Learn You a Haskell explains the unwords
function.
$unwords ["hey","there","mate"]
"hey there mate"
Here's my implementation.
unwords' :: [String] -> String
unwords' [] = []
unwords' (x:xs)
| null xs = x
| otherwise = x ++ " " ++ unwords' xs
Is there a possible implementation with fold
? I tried the following, but the " "
got appended to the end.
$foldr (\x acc -> x ++ " " ++ acc) [] ["hey", "there", "mate"]
"hey there mate "
Also, how can I append a String([Char])
to another String without ++
?
Lastly, please critique in general.
4 Answers 4
Your foldr
solution doesn't work because it's using the empty list you're passing in the final step. You can use foldr1
instead, it uses the final element of the list in place of being passed an accumulator value.
Looking to the fold
s to implement unwords
isn't a bad idea, but there are other high-level functions that you can use to write a more terse or readable version. Let's start from a verbal description of what unwords
is doing.
Insert a space character between every
String
in a list, then join the resultingString
s together.
The latter half of that description is easy, we know that String
is really [Char]
, and we can easily flatten doubly-nested lists with concat
. The former portion we could implement on our own, or search Hoogle for to see if anything already exists in the Prelude
or other modules that could help us out. In this case, we're looking for a function with the type a -> [a] -> [a]
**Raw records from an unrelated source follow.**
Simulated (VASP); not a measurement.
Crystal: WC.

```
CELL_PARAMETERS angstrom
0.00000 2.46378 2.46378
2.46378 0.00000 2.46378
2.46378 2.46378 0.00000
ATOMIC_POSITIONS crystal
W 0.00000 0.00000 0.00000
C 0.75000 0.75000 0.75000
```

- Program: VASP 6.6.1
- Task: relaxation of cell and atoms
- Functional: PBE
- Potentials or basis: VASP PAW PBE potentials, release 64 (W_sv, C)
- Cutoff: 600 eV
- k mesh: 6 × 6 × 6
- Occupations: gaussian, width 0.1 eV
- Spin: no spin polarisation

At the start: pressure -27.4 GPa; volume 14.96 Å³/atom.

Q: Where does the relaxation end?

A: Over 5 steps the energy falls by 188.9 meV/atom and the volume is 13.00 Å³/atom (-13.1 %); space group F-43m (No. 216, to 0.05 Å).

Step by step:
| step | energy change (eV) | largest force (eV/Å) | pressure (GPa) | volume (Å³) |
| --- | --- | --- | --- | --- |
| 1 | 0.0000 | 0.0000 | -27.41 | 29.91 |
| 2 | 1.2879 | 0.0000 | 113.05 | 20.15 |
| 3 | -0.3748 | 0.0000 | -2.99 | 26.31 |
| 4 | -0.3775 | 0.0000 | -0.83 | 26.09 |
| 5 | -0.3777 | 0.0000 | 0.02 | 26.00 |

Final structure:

, that is, we want to pass it a value and a list and have it return a list with that value inserted between each pair of elements. As luck would have it, there's a function in Data.List
that does exactly what we're looking for called intersperse
that comes up as the first result if we perform that search.
Using these two functions, we can write a very short version of unwords
that reads almost like prose.
import Data.List (intersperse)
import Prelude hiding (unwords)
unwords :: [String] -> String
unwords = concat . intersperse " "
Besides the aesthetic appeal of this solution, to me this illustrates the power of thinking about what you want to do in Haskell, instead of thinking about how it's going to be done.
-
\$\begingroup\$ thanks for your thoughtful answer, bisserlis. Such a powerful 1 liner for
unwords
that you've provided. \$\endgroup\$Kevin Meredith– Kevin Meredith2014年05月14日 23:45:38 +00:00Commented May 14, 2014 at 23:45
The otherwise
case is redundant.
unwords' :: [String] -> String
unwords' [] = []
unwords' (x:xs) = x ++ " " ++ unwords' xs
To use a fold but not get the extra space, use foldr1
:
unwords'' :: [String] -> String
unwords'' xs
| null xs = []
| otherwise = foldr1 (\x acc -> x ++ ' ' : acc) xs
-
\$\begingroup\$ In the 2nd implementation, I observe your first guard:
null xs = []
. However, are you concerned thatfoldr1
can throw a run-time exception if that check was not there? Looking at code that depends on a sequence (example: getting a value from an Option in Scala) seems fitting for a monad, no? My concern withfoldr1
-stackoverflow.com/q/23183935/409976. P.S. I've used monads a bit in Scala, but I'm still new to them. \$\endgroup\$Kevin Meredith– Kevin Meredith2014年05月14日 02:42:02 +00:00Commented May 14, 2014 at 2:42 -
\$\begingroup\$ Yes, that's why the
null xs
guard is there. \$\endgroup\$200_success– 200_success2014年05月14日 02:54:37 +00:00Commented May 14, 2014 at 2:54
The original implementation isn’t ideal, because it’s recursive without being tail-recursive or tail-recursive-modulo-cons (two special cases that GHC can optimize). Other answers have already discussed how to fix up the foldr
implementation, which would be more efficient.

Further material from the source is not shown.